A contour gauge is a useful tool for extracting a flat, two dimensional profile from a three dimensional object. What would be even more useful, is if the tool could input into a computer, for use in CAD modeling. This is what I’ve attempted to do with this prototype tool. It uses Firefly for Rhino and Grasshopper to collect data from the arduino-based hardware. Follow these instructions to make your own, make changes, developments, and contribute to this project!

How It Works
At the heart of this tool is essentially a single linear potentiometer, with each tine of the gauge collecting an independent reading. The potentiometer is made from Velostat, an inexpensive conductive plastic sheet.

Here is a great instructable by lonelysoulsurfer that uses the velostat for a ribbon controller: This project illustrates the idea very well. The same principle is at work here, except reoriented and multiplied.

Also, the dovetail design is inspired by Tomalinski’s gauge:

The plastic is clamped on each end of the housing with a conductive strip, so the resistance values are nearly the same along one axis, and vary along the other. We put 5v across it, and each tine will read voltage at a given point between 0-5v. These pins connect to the arduino via two 16 channel multiplexers. Here’s an instructable I referenced for the multiplexers by pmdwayhk: (Also used this for the base program)
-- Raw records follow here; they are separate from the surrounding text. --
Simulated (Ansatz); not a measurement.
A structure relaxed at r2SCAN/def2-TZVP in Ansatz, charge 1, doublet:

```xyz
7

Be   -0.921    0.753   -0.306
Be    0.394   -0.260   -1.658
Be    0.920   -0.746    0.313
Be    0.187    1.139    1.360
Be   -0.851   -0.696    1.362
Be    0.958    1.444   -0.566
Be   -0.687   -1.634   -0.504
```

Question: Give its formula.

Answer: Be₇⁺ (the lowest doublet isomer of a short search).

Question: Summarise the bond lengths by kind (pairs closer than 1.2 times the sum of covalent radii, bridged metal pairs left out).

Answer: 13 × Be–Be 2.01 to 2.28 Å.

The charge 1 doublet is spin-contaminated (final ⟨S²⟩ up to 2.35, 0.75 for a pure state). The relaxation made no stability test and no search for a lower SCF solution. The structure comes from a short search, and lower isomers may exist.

In the grasshopper sketch, the tool is calibrated by reading the upper and lower reading limits and remapping them to 0-72mm, which is the range of the gauge. The points are plotted at intervals of 3mm(the width of each tine) on the x-axis, and then a nurbs curve is drawn through them.

This tool is designed using minimal and easily accessible materials. Here’s what you need:

- PLA filament(or whatever you prefer),
- Arduino Uno
- 2x CD74HC4067 16 Channel Analog Digital Multiplexer Extra header connectors
- 3x 0.1uf capacitors
- 2x 10k Ohm resistors Jumper wires”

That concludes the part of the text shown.